Last modified: 2/13/2013 3:54:26 PM
In Magical Journey: An Apprenticeship in Contentment, New Hampshire author Katrina Kenison seeks the same answers for her generation that Daniel Klein did for his in Travels With Epicurus, which I reviewed last month. Klein examined living a fulfilling old age by reading philosophy in Greece. Kenison considers how best to live a “second adulthood” after children are grown at the bedside of a dying friend, on a yoga mat, at a college reunion, in Reiki training, on hikes and walks, and in ordinary days with her husband of 25 years.

Like Klein, Kenison realizes that accepting imperfection and being aware of the gifts of the present moment in all its messiness (and possibly pain) are the way forward. Facing loss, questioning her path, she writes, “Making sense of my life has meant, in part, releasing my desire for permanence.”

As in her earlier books, Mitten Strings for God and The Gift of an Ordinary Day, Kenison writes beautifully and humbly about the discomfort change brings and the growth she experiences.

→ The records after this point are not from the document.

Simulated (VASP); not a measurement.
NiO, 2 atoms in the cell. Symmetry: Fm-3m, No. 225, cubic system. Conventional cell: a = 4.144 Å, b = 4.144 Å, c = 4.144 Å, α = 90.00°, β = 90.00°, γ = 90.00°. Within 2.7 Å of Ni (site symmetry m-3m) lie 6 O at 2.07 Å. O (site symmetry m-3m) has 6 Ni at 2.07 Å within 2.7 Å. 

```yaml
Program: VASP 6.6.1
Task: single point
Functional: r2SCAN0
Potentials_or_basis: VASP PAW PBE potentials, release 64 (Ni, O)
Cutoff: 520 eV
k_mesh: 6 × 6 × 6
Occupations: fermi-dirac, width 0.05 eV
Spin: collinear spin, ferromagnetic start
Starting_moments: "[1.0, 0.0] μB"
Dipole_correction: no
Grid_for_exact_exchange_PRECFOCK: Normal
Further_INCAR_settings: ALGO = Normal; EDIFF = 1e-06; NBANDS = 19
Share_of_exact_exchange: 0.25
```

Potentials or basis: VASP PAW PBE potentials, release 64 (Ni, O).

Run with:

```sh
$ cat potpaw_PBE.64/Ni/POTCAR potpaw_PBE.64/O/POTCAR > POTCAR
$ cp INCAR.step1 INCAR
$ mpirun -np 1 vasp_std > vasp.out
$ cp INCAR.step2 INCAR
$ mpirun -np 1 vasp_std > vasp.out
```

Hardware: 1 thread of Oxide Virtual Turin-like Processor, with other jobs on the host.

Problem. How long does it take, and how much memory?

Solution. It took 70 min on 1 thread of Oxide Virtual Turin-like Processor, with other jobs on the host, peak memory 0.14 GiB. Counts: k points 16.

Magical Journey is even more open-hearted than her previous soul-baring memoirs. Which makes sense, given the revelations she shares: “A year ago, I yearned to undertake an exploration that might lead to some new sense of purpose for the second half of my life. . . . Now I see that the journey was never meant to lead to some new and improved version of me; that it has always been about coming home to who I already am. . . . Learning how to be at ease in the shadows of uncertainty and trusting the path to reveal itself.”

Her other books are about lessons gleaned from everyday experience. This one relates a personal quest; a quest readers join as she comforts friends, mothers grown sons, faces physical and emotional changes in herself and the tender evolution of long marriage, as she struggles to understand that her purpose might not be flashy or grand but could be as simple as being present, loving and being loved. With clarity, honesty, and spirit, Kenison allows readers into the intimate work of self-discovery and renewal.

Two novels

Author Megan Caldwell grew up in Lyme Center. She’s written Regency period romance novels and is the community manager for the “Heroes and Heartbreakers” website. Her new book Vanity Fare: a Novel of Lattes, Literature, and Love is contemporary fiction. Molly Hagan is a newly single Brooklyn mom whose own mother moves in after losing everything day trading. Her ex is with a “younger, blonder woman” and claims he’s broke, even though Molly suspects he hid money before leaving her. She also has an energetic 6-year-old son, fiercely loyal friends and a freelance job writing copy for a book-themed bakery, Vanity Fare, near the New York Public Library. The bakery’s British celebrity chef pursues Molly, but she’s intrigued by his stern business partner.

If you like chick or hen lit (for younger and older women, respectively), this is somewhere in between, a novel about a mom learning to rely on the one person who will never let her down: herself.

The book includes recipes by Emily Isaac of Trois Pommes Patisserie in Brooklyn for Tart of Darkness, Lord of the Tea Rings, and several other goodies from the fictional bakery.

Benjamin Nugent is the director of creative writing at Southern New Hampshire University. His debut novel, Good Kids, opens in 1994 when two high school students, Josh and Khadijah, in a self-consciously funky Massachusetts college town find his dad and her mom enjoying an illicit kiss at the local health food store.

Josh and Khadijah’s friendship is brief but intense, then their families split and their lives diverge. A decade later, she’s an art historian in Boston creating miniatures of people’s houses for them to destroy and he’s the bassist of a defunct L.A. band, writing music and hoping to design home studios for other musicians.

Readers learn, from Josh’s point of view, what’s happened in between and how his adolescent observations of betrayal, loyalty, passion and responsibility continue to affect his life. Good Kids is an amusing, hipster-esque look at pop culture, family, love, commitment, and the way particular moments have the potential to shape our view of ourselves and our world.

Also noted

Dartmouth professor and author of Naked Economics, Charles Wheelan brings his skill at demystifying academic topics to a new book, Naked Statistics: Stripping the Dread from Data. From how to identify “deceptive statistics” to understanding probability and applying statistical information to life decisions, this book aims to help readers understand statistics with “wit, accessibility, and sheer fun.”